E. Bad Luck Blackie
time limit per test
1 second
memory limit per test
1024 megabytes
input
standard input
output
standard output

Bad Luck Blackie is a 1949 American animated comedy short film. They launched a new game recently where they give you an array $$$a$$$ of $$$n$$$ integer numbers, and an array $$$b$$$ of $$$n$$$ integer numbers. Initially, your score is zero.

In each second, you do the following operations in the same order:

  • Choose an integer number $$$1 \le pos \le n$$$ as the Bad Luck Blackie.
  • Add $$$a_{pos}$$$ to your score.
  • Assign $$$a_{pos} := a_{pos} - b_{pos}$$$. Note that $$$a_{pos}$$$ can be negative after the assignment.
  • For each $$$(1 \le i \le n, i \ne pos)$$$, assign $$$a_i := min(a_i + b_i, the\ initial\ value\ of\ a_i\ before\ doing\ any\ operations)$$$.

Your task is to find the maximum score you can get after $$$k$$$ seconds. Can you win the game?

Input

The first line of the input contains a single integer number $$$t$$$ $$$(1 \le t \le 10^5)$$$. The number of test cases.

The first line of each test case contains two space-separated integer numbers $$$n$$$ and $$$k$$$ $$$(2 \le n \le 2 \times 10^5, 1 \le k \le 10^9)$$$. The number of integer numbers in $$$a$$$ and the number of seconds of the game, respectively.

The second line of each test case contains $$$n$$$ space-separated integer numbers $$$a_i$$$ $$$(1 \le a_i \le 10^9)$$$, where $$$a_i$$$ is the $$$i-th$$$ number of $$$a$$$.

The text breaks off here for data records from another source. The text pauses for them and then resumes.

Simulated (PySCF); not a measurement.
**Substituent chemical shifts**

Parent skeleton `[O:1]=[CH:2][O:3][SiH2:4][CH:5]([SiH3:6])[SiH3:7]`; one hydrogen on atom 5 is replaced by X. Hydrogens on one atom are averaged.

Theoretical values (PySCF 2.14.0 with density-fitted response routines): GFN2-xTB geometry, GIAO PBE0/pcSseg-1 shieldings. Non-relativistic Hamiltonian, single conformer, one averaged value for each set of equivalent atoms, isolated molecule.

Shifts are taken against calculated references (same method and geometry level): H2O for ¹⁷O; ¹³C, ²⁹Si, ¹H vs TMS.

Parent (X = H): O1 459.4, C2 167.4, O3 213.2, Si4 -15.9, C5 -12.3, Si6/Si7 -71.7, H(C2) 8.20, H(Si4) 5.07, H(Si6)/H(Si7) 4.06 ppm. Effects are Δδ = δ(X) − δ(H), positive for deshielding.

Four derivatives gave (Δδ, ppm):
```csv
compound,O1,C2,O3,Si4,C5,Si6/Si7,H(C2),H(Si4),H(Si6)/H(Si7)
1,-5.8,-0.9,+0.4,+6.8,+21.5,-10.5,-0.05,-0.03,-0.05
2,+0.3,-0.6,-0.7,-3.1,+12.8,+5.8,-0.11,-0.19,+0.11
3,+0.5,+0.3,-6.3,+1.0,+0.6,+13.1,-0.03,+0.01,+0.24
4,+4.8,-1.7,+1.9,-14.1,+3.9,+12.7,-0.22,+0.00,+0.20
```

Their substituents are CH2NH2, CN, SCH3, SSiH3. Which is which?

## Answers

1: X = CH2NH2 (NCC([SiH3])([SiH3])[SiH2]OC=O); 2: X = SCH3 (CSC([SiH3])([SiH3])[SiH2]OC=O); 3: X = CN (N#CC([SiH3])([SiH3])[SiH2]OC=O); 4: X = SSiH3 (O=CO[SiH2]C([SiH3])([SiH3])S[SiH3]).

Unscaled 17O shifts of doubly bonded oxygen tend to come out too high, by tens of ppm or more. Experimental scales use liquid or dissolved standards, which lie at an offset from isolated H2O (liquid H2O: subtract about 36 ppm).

The third line of each test case contains $$$n$$$ space-separated integer numbers $$$b_i$$$ $$$(1 \le b_i \le 10^9)$$$, where $$$b_i$$$ is the $$$i-th$$$ number of $$$b$$$.

It is guaranteed that the sum of $$$n$$$ over all of the test cases does not exceed $$$2 \times 10^5$$$.

Output

For each test case print a single line containing a single integer number. the maximum score you can get after $$$k$$$ seconds.

Example
Input
1
2 3
5 3
1 1
Output
13